Parliament has, on multiple occasions over recent months, taken positions that have pushed the Council to clarify its own line. The Question Time gives MEPs the opportunity to ask, directly, what the Union’s policy is, and where it is heading.
Syria: the file that does not go away
The Syrian file has receded from headlines but remains a structural concern. The post-Assad transition, the management of refugee flows, the question of whether and when return becomes a realistic option for displaced populations, and the security implications of the country’s continued instability all remain on the EU’s plate. The financial commitments the Union has made to neighbouring countries – Jordan, Lebanon, Turkey – sit alongside the long-term geopolitical question of what role the EU plays in the eastern Mediterranean.

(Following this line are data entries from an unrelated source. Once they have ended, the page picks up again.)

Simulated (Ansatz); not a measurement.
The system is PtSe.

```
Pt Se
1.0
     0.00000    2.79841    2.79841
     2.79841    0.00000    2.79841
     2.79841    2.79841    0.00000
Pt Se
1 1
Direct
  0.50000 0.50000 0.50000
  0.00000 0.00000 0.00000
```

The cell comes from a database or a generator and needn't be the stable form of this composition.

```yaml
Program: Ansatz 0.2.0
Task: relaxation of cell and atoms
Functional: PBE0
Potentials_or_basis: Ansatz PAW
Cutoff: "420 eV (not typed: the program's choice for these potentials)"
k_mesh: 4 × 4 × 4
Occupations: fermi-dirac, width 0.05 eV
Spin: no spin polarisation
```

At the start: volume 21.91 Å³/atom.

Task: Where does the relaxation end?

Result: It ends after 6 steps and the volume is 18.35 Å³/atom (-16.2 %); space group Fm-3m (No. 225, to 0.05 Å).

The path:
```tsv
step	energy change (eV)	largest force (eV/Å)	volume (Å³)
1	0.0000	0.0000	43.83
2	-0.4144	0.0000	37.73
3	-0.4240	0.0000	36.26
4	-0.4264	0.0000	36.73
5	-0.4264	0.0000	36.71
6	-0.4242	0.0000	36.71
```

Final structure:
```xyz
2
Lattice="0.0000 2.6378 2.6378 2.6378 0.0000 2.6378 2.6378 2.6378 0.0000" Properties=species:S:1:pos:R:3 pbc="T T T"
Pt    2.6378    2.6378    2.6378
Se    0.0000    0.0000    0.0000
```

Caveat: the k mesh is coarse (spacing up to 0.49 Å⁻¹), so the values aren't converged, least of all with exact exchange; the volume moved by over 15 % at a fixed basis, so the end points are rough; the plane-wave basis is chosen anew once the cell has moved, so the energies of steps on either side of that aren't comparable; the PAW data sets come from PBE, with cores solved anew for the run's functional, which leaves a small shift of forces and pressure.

The Trade Council in parallel
Kaja Kallas’s Question Time runs in parallel with the meeting of EU trade ministers, whose agenda also includes the impact of the Middle East conflict on trade flows. The two debates sit on the same geopolitical map: foreign policy and trade policy have, in the present moment, become difficult to separate.
That convergence is itself a sign of the times. The classical division between economics and security, which defined EU external action for much of its history, has eroded under the pressure of events. Trade sanctions, investment screening, critical raw materials, export controls and humanitarian aid have all become instruments of the same geopolitical project.
What MEPs will be watching
The Question Time format does not, by design, produce policy decisions. It produces clarity, or its absence. What MEPs will be watching for is the High Representative’s reading of the strategic moment: how she frames the Iranian challenge, how she manages the Israel file, how she sees the trajectory in Syria. The answers will not necessarily make policy. But they will reveal where the policy is heading.
Strasbourg this week, alongside the Cybersec Europe gathering in Brussels and the meeting of trade ministers, captures a Union confronting external challenges across multiple dimensions simultaneously. The Question Time, in that sense, is not just about the Middle East. It is about whether the EU is capable, in 2026, of articulating a coherent strategy in a world where its older assumptions no longer hold.